Blogger’s Note: This is the latest in a collection of daily posts outlining my journey to the Sacred Heart over the past year or more. See an overview and links to past posts here.
This is my twentieth post related to the Sacred Heart in twenty-one days. As I mentioned in the first one, my motivation for this series was to break into bite-size pieces what promised to be a sprawling single post about how Christ has been drawing me toward His love and mercy via His Sacred Heart (with a secondary motive of breaking through writer’s block to begin writing daily again).
The result has been bigger and more sprawling than I thought, with a longer timeline and deeper connections than expected. In this final, formal post of the series, I’ll share three last connections from along The Way.
- The Little Flower: At men’s group the Wednesday before last, we watched the episode of Fr. Gaitley’s Divine Mercy study, “The Second Greatest Story Ever Told,” on St. Faustina Kowalska. It that video, I learned that St. Faustina dreamt of a conversation with another saint, who encouraged her to trust in Jesus and prophesied that Faustina would be a saint herself one day. That saint was St. Therese of Lisieux, the Little Flower, whose biography, The Story of a Soul, I read in spring of 2015, my first year working at St. Michael Catholic Church. It’s not a typical read for me—definitely the writings of an impassioned young woman—but I was drawn into the simplicity and beauty of her self-identified vocation: Love. In retrospect, the appeal of her “Little Way” is the appeal of Salesian spirituality: living out the love of Jesus in the little things in our day-to-day circumstances. Read more about the connection between Sts. Therese and Faustina.
- The Immaculate Heart: I completed my reconsecration to Mary this past Wednesday, on the Feast of Our Lady of Perpetual Help. Our family first consecrated ourselves to Mary about a year ago, but I did not remember how much of the reflections shared from Sts. Louis de Montefort, Maximilian Kolbe, Mother Teresa, and John Paul II touched on the Sacred Heart, and on Mary’s Immaculate Heart as the model for ours, the human heart most conformed to His. Mary leads us to Christ; her heart shapes ours to His.

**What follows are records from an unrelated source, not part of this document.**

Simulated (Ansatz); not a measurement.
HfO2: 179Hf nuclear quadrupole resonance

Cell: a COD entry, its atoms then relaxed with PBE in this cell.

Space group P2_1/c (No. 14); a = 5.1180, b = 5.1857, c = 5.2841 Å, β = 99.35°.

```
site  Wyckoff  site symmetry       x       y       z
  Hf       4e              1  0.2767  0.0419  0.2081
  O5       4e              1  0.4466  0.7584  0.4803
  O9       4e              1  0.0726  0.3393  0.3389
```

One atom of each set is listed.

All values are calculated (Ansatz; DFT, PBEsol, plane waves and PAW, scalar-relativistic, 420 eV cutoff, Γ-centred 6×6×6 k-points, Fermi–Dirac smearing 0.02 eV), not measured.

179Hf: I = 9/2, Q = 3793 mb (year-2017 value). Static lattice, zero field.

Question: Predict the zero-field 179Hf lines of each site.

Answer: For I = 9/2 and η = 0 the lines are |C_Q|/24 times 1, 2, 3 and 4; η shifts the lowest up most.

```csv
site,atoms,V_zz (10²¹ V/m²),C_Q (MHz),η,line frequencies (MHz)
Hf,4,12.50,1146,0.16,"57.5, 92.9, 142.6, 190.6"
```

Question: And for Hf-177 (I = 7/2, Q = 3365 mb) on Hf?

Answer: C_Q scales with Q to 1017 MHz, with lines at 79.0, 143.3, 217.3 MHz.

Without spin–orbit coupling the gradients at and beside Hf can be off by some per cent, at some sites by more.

- He’s Saving Me. Several times in the past several months I have come to the powerful and encouraging realization that, as much as God is putting me in a position to pray for and share my faith with others, He is also saving me. I began reflecting on this in earnest while reading The Soul of the Apostolate last August, but it became clear again while reflecting on Father’s advice to me this spring, and came to a head during my time alone at the lake in late May. For the past few years in particular, while working for the Church, I’ve shared countless lessons and insights about God’s love, His thirst for souls, His mercy for sinners. Over nearly a decade of talking with engaged couples, I’ve shared many times that even in the best marriage, we will not be completely satisfied. But only in the past several weeks have I taken the time to prayerfully and thoroughly apply these truths to my own soul and situation. My soul is as dear to Him as anyone’s—and so is yours.
God proves his love for us in that while we were still sinners Christ died for us (Romans 5:8).
The Lord is not waiting for a better you or me to save. The sacrifice is offered; the blood, shed, “while we were still sinners.” Will we waste it?